James alleges that a Riley campaign brochure claims he helped pass a bill to prohibit Internet gambling, but that bill never passed.

According to James, Riley’s campaign also received two $500 donations from the American Horse Council, which represents many facets of the horse industry, including racing.

"Anyone who is sincere about fighting gambling would never accept money from the gaming lobby," James said. "On one hand Bob Riley wears his Christianity on his sleeve. On the other hand Bob Riley seems to have something up his sleeve. The voters of this state deserve to know the truth about Riley’s pro-gambling record."

Riley, though, said he is against any form of gambling and urged candidates to work together to fight a lottery.

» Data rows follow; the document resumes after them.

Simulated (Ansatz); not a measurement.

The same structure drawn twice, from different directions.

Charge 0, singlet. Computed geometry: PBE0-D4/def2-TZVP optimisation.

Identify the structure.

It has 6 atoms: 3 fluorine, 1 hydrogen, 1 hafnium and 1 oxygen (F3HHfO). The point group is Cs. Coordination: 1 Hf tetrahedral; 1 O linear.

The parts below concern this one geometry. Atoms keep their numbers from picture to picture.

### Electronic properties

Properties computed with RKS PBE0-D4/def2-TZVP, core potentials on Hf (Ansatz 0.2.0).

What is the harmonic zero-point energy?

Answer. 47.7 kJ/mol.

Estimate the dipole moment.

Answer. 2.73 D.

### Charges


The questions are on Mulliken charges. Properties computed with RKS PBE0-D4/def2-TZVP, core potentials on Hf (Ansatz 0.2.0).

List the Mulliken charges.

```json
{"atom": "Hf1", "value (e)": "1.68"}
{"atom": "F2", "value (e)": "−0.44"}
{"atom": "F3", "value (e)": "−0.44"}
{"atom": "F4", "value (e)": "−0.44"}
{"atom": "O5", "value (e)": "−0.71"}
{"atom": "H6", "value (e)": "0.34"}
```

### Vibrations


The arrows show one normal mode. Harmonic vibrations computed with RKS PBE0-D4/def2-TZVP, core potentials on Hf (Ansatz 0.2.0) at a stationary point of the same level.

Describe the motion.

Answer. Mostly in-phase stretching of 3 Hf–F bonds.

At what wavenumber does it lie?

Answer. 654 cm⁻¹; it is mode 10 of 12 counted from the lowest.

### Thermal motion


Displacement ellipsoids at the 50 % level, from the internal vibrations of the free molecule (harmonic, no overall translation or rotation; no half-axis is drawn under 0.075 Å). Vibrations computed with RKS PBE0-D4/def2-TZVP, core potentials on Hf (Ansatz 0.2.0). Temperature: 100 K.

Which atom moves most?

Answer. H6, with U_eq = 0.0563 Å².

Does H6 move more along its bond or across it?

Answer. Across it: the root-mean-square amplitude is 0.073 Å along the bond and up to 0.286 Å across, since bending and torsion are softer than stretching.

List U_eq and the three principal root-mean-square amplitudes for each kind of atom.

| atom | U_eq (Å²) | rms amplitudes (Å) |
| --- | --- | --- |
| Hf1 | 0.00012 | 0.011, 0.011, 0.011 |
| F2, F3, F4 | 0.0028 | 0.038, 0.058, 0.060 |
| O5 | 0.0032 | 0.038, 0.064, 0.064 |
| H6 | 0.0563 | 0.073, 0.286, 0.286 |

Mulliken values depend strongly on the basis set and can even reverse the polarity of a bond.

"The only thing I can tell you is that I have been against gambling all my life," he told The Associated Press. "I have never supported gambling and I never will. The same is true of Steve Windom and Tim James. We need to concentrate on defeating Don Siegelman and his lottery."

Meanwhile, Steve Windom announced Wednesday that his campaign is the only one which has come up with a counter-offer to Siegelman’s lottery, which would raise money for education.

Windom, also vehemently opposed to a lottery, said his plan calls for saving money by bringing accountability to the state bid process.

His comments brought the debate over gambling back to Siegelman’s original intent: the issue of funding for schools.

"We need to put spending under the microscope, beginning in Montgomery," Windom said last week.

"We have had all of these ‘good ol’ boy contracts," he said, referring to ethics allegations against Siegelman’s bid process. "We need to make sure that money gets to the classroom."